Aqua Metals just had a brutal earnings week — and the stock is still digesting it.
The company reported Q1 2026 results on May 14, and the market was unimpressed. The stock fell 17.8% on the day, extending losses to close at $4.12 by May 15. That leaves AQMS down nearly 15% on the week, even though the one-month view is marginally positive. The print itself showed EPS of -$1.22, a significant improvement from -$10.27 a year ago, yet the market focused on the company's announcement that it was abandoning its Lion Energy acquisition structure while simultaneously signalling a site-selection push for its first commercial lithium recycling facility — a stage-gate shift that raises as many questions as it answers.
Short sellers have been unwinding, not pressing, heading into this catalyst. Short interest in AQMS has fallen sharply over the past month — from above 11% of the free float in early April to 7.1% now, a decline of roughly one-third. The one-week change alone is -13.6%. That is a meaningful retreat for a small-cap name. Earlier in April, when trade-war anxiety was at its peak, shorts built positions to well over 10% of float; they have been steadily covering since mid-April as the macro mood shifted. The ORTEX short score holds at 68, having briefly touched 71.6 in early May, suggesting elevated but not extreme short-side conviction at present.

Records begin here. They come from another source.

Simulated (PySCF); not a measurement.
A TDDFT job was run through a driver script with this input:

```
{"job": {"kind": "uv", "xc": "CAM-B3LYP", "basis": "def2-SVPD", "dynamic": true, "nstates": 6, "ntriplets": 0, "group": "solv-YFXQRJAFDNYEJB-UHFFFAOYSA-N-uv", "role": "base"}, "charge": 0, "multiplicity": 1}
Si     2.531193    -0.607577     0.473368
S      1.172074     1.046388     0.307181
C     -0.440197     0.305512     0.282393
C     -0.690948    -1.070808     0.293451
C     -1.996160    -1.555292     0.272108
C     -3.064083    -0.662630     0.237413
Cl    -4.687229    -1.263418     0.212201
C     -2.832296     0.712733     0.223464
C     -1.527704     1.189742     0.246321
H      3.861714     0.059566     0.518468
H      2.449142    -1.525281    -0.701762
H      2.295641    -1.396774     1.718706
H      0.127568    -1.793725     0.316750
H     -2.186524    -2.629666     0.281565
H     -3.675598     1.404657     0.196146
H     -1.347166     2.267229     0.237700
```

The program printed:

The lending market tells a more relaxed story. Availability has eased considerably: at 110% of short interest, there are more than enough shares in the pool to meet demand — meaning any incremental short-seller faces no meaningful friction sourcing a borrow. Cost to borrow has also come down, running at 10% APR after spending most of April and early May above 12%. A month ago it was as high as 14.6%. The combination of lower CTB and ample availability suggests the squeeze mechanics that worried longs during the April drawdown have materially faded.
The company has no analyst consensus data that can be considered current — the most recent Benchmark note, which raised its speculative-buy target to $12 from $7, was filed in October 2025, nearly seven months ago. That $12 target is stale relative to a $4.12 stock, and the gap likely reflects how far the narrative has moved since then. Without fresh Street coverage to anchor expectations, the stock is trading predominantly on newsflow and positioning rather than fundamental anchoring.
Insider activity adds a note of caution. The CEO, CFO, and COO all sold shares on April 13 at $3.92 — small in absolute dollar terms (the CEO's sale totalled just over $9,000) but notable as a cluster of simultaneous sells across the full C-suite. A similar trio of sales occurred in February and January. These are consistent with a structured plan-type cadence rather than opportunistic selling, but the pattern has been unidirectional since at least late 2025, with no purchases anywhere in the recent record.
The week ahead now pivots to digesting what the Q1 call revealed. Management described progress on commercialisation across critical minerals and energy storage but dropped the Lion Energy acquisition framework. Correlated Nasdaq peer OMEX fell 11.5% on the week, and SNTG shed 7.4%, suggesting sector-level pressure that compounded AQMS's own specific selloff. The key question the market is now pricing is whether the commercial facility site selection is genuinely advancing or whether the timeline is again being pushed out — and the next operational update, not earnings, will likely provide that answer.